Is there any proposition provable by induction whose evaluation oscillates for small numbers and is true for all large enough numbers?

Question

Actually, I want a proposition $P(n)$ defined over the natural numbers such that:

1. $P(a)$ is true.
2. $P(b)$ is false.
3. $P(c)$ is true.
4. $a<b<c$.
5. $P(n)$ is true for all $n \geq n_0$.
6. We can prove (5) by induction.

In other words, I want a proposition whose evaluation oscillates for small numbers, and then is true for all sufficiently large numbers.

Is there such thing?

Answer 1

$2^n \ge n^2$ is true at $0$, true at $1$, true at $2$, false at $3$, true at $4$, and then true forever. One can prove by induction that it is true for all $n\ge 4$.

Answer 2

"If $P(n)$ is the $n$th prime then $P(n)\geq 2 n.$"... TRUE for $n=1$. FALSE for $n=2,3,4$. TRUE for $n=5$. For $n\geq 5,$ if $P(n)\geq 2 n$ then $P(n+1)\geq P(n)+2\geq 2 n+2=2(n+1).$ So,by induction on $n$ (for $n\geq 5)$, TRUE for all $ n\geq 5.$

Answer 3

Show that, for fixed $k$, $2^n > n^k$ for large enough $n$ and find a value for $n$ as a function of $k$.

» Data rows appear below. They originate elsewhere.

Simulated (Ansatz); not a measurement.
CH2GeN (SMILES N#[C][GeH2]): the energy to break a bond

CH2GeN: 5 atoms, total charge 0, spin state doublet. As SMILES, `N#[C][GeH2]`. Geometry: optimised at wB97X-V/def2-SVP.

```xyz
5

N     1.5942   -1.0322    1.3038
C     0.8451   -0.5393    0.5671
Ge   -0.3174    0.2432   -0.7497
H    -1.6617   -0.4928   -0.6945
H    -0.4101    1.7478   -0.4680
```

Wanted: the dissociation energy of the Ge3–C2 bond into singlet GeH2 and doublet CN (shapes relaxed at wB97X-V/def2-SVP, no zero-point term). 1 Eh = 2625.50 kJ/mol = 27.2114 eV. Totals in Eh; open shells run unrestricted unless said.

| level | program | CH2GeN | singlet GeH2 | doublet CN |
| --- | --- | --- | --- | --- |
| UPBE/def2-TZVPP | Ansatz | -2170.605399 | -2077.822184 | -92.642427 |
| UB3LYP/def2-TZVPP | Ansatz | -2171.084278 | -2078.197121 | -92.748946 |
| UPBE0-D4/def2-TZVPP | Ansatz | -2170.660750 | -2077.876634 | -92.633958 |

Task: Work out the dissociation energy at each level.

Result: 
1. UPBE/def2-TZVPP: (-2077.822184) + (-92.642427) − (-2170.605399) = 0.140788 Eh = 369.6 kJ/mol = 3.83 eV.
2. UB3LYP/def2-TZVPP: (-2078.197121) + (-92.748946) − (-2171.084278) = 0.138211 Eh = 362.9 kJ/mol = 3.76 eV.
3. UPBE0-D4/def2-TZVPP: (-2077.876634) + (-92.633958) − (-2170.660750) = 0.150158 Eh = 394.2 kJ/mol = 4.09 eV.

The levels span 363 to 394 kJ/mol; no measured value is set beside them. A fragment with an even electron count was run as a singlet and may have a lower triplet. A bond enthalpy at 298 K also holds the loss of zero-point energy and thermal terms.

In my answer, I showed that if $k > 2$ and $n > k^2+1$ then $2^n > n^k$. For large $k$ and small $n$, $2^n \le n^k$, so this is an infinite class of problems of the type you seek.

Prove that $n^k < 2^n$ for all large enough $n$

Answer 4

$$ P(n)=\begin{cases} \text{FALSE}, & n\equiv 0\pmod 2 \text{ and } n<n_0\\ \text{TRUE}, & n\equiv 1\pmod 2 \text{ and } n<n_0\\ \text{TRUE}, & \text{ Otherwise. } \end{cases} $$

If you don't want it in functional notation, consider this:

Let $Q(n)$ mean "$n$ is in the set $T$", where $T=\{n\in\Bbb N : P(n)\}$.

Answer 5

Fickle predicate that is eventually always true

Let $P(n)$ be "$n$ is either odd or the product of two distinct numbers more than $1$.".

The sequence of truth-values of $P$ on $1,2,3,...$ is:

$1,0,1,0,1,1,1,...$

It can of course be proven by induction that $P(n)$ is true for every integer $n > 4$.

Predicate that alternates for a long time

Just for fun, here is a predicate that alternates for $9$ terms before breaking the pattern on the $10$-th. However, it does not have the required property of being true of sufficiently large positive integers.

Let $Q(n)$ be "The minimum number of unit-length matchsticks needed to form $n$ unit equilateral triangles is either $2$ or $3$ more than a multiple of $4$.".

The sequence of minimum number of matchsticks needed is:

$3,5,7,9,11,12,14,16,18,19,21,23,24,...$

The sequence of truth-values of $P$ on $1,2,3,...$ is:

$1,0,1,0,1,0,1,0,1,1,0,1,0,...$

Answer 6

Here's one with tuneable parameters (and a fairly natural problem, as well):

"For positive coprime $a$ and $b$, every number greater than $ab - a - b$ can represented as a sum of a non-negative multiple of $a$ and a non-negative multiple of $b$".

Half the numbers (i.e.: $(a-1)(b-1)/2$) below the boundary can be represented as such.

For example, every number larger than 41 can be written as a sum of a positive multiple of 7 and a positive multiple of 8, and 21 of the numbers between 0 and 41 inclusive can't be written like that.

See https://en.wikipedia.org/wiki/Coin_problem for more about this.

Answer 7

$(-1)^n + \frac{n}{C} \ge 0$ holds for positive even integer $n$ or integer $n \ge C$. That is, the truth of the inequality oscillates until $n = C$.

Proof:

1. Assume $(-1)^n + \frac{n}{C} \ge 0$, then $(-1)^{(n+2)} + \frac{n+2}{C} = (-1)^n (-1)^2 + \frac{n}{C} + \frac{2}{C} = (-1)^n + \frac{n}{C} + \frac{2}{C} \ge (-1)^n + \frac{n}{C} \ge 0$. So if true for any integer, it is also true for every second higher integer.
2. For $n = 0$ it gives: $(-1)^0 + \frac{0}{C} = 1 \ge 0$ and is true, thus it holds for every even integer.
3. For $C$ uneven: $n = C$ gives: $(-1)^C + \frac{C}{C} = -1 +1 \ge 0$ is true. Now it holds for all integers $n \ge C$
4. For $C$ even: $n = C + 1$ gives: $(-1)^{(C+1)} + \frac{C+1}{C} = -1 +1+\frac{1}{C} \ge 0$ is true. Now it holds for all integers $n \ge C$
5. QED

You can choose $C > 0$ to fit your needs. You can even choose non-integer $C$, this will slightly change the proof by change of $C$ with ceil(C) in step 3 or 4. ($C = e^\pi$, is more "hidden" than 50.)